It also helped that I was a keen angler and a few years earlier I’d won an Angling Times competition to spend a day’s fishing with a famous angler, Fred J Taylor. Precocious brat that I was, I also mentioned that I knew two of the paper’s senior journalists, Chris Dawn and David Nash, who’d I’d met while fishing the Great Ouse Relief Channel with my schoolmate Neville Fickling, who’d just happened to break the British zander record twice in the space of a few months.

Although I’d missed out on my motorbike licence by two days, I’d been taken on as a journalist a full two years earlier than the usual starting age of 18. Perhaps I wasn’t so unlucky after all.

Best of all, I was making my own way in the world. At 16 I’d been bored of life as a schoolboy, which was why I was so keen to blag a job. I’d already decided that I wanted to be a journalist, so why wait another two years?

I worked briefly at the paper’s Peterborough offices (actually a wooden shed next to the parent company Emap’s giant printing press) before going to college at Harlow, in Essex. As the youngest student on the NCTJ (National Council for the Training of Journalists), I was rather spoiled by my older classmates as well as the tutors. Besides teaching me journalism, law and public affairs, I honed those other essential journalistic skills: drinking and smoking. There was no turning back.

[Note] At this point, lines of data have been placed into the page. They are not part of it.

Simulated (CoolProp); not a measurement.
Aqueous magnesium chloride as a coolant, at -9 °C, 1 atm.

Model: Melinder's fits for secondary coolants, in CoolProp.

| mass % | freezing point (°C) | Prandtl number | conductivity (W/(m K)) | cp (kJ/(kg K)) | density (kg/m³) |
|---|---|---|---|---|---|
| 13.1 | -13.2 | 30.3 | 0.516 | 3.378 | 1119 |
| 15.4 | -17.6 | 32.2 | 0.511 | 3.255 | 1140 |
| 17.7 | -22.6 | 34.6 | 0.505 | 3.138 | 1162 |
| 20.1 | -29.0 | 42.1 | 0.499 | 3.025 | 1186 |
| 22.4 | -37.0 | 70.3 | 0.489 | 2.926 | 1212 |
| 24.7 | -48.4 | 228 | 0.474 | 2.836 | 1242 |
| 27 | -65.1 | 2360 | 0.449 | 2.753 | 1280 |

The time flew by very quickly and soon it was 1973. I was back from college, traded in my moped for a proper motorbike — that Honda CD175 — and was able to start driving lessons and save up for a car. Meanwhile, like all bike-mad teenagers from the flat Norfolk Fens, I couldn’t wait to head to the nearest steep hill — Knight’s Hill, on the edge of King’s Lynn — to see how fast it would go flat-out downhill, with me lying forward on the handlebars for streamlining.

The answer was 85 mph, according to the speedometer under my chin. That sort of stuff was important at 17. Who cared about Europe — or any other “grown-up” issues, come to that?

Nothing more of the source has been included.